There is no storage size quota for /scratch usage. Space is only limited by the physical size of the scratch space being used. If usage across the entire file system is more than 80% of total capacity, the GACRC will take additional measures to reduce usage to a more suitable level. Amongst possible actions, request/force users to clean up their /scratch directories or reduce temporarily the 30 day limit to a lower limit.


Summary of the scratch directory characteristics for a sample user 'jsmith' in 'abclab':

sapelo2
scratch dir quota = Currently no per user quota
scratch dir path = /scratch/jsmith
snapshots = no
subject to 30-day purge = yes

Work file system

The work file system resides on a high-speed storage device and it should be used to store files needed for jobs. Each group has a directory in the work file system and this space can be used to store files needed by multiple users within a group. The work file system has a per group quota and files stored there are not subject to the auto-purge policy that is applied to the scratch file system.

The work file system is mounted on the login nodes, xfer nodes, and compute nodes.

The recommended data workflow is to have files needed for jobs, possibly by multiple users within a group, such as reference data and model data, be stored in the group work directory.

The work file system does not have snapshots turned on and it is not backed up in anyway. Files deleted from a work directory cannot be recovered.

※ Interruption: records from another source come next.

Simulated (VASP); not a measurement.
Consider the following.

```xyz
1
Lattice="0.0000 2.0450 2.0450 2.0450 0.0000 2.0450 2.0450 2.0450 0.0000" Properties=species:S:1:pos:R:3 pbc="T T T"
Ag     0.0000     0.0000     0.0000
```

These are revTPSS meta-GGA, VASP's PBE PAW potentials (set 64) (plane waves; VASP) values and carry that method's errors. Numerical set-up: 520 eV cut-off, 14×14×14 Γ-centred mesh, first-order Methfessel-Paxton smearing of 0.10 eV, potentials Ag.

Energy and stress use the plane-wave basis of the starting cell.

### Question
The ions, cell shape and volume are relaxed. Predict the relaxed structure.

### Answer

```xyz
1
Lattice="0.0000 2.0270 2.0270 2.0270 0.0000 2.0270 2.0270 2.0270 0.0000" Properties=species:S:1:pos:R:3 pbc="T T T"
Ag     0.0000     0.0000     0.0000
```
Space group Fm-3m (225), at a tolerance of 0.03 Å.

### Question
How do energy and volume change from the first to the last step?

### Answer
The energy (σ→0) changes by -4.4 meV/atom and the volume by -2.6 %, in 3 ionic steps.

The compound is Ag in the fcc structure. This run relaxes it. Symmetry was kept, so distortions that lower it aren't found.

Summary of the work directory characteristics for a sample user 'jsmith' in 'abclab':

sapelo2
work dir group quota = (to be added)
work dir path = /work/abclab
snapshots = no
subject to 30-day purge = no


lscratch file system

Each compute node has local physical hard drives that the user can utilize as temporary storage. The file system defined on the hard drives is called /lscratch. The lscratch device is a very fast storage device compared to the network attached storage systems. The drawback is that the capacity is low and it cannot be accessed from outside the compute node. This file system can be used for single-core jobs and for multi-thread jobs that run within a single node. In general, parallel jobs that use more than one node (e.g. MPI jobs) cannot use the /lscratch file system.

The data in lscratch is not backed up and it needs to be deleted when job on the compute node is finished.

Jobs that do not need to write large output files, but that need to access the files often (for example, to write small amounts of data into disk), can benefit from using /lscratch. Jobs that use /lscratch should request the amount of space in /lscratch. For information on how to request lscratch space for jobs, please refer to How to run a job from lscratch

Summary of the lscratch directory characteristics for a sample user 'jsmith' in 'abclab':

sapelo2
quota = Limited by device size (Approx. 210GB on the AMD nodes and 800GB on the Intel nodes)
path = /lscratch
snapshots = no
subject to purge = yes (files to be deleted when job exits the node) 


Project file system

The offline storage filesystem is named "project" and is configured for use by lab groups. By default, each lab group has a 1TB quota. Individual members of a lab group can create subdirectories under their lab's project directory. PI's of lab groups can request additional storage on project as needed. Please note that this storage is not meant for long-term (e.g., archive) storage of data. That type of storage is the responsibility of the user.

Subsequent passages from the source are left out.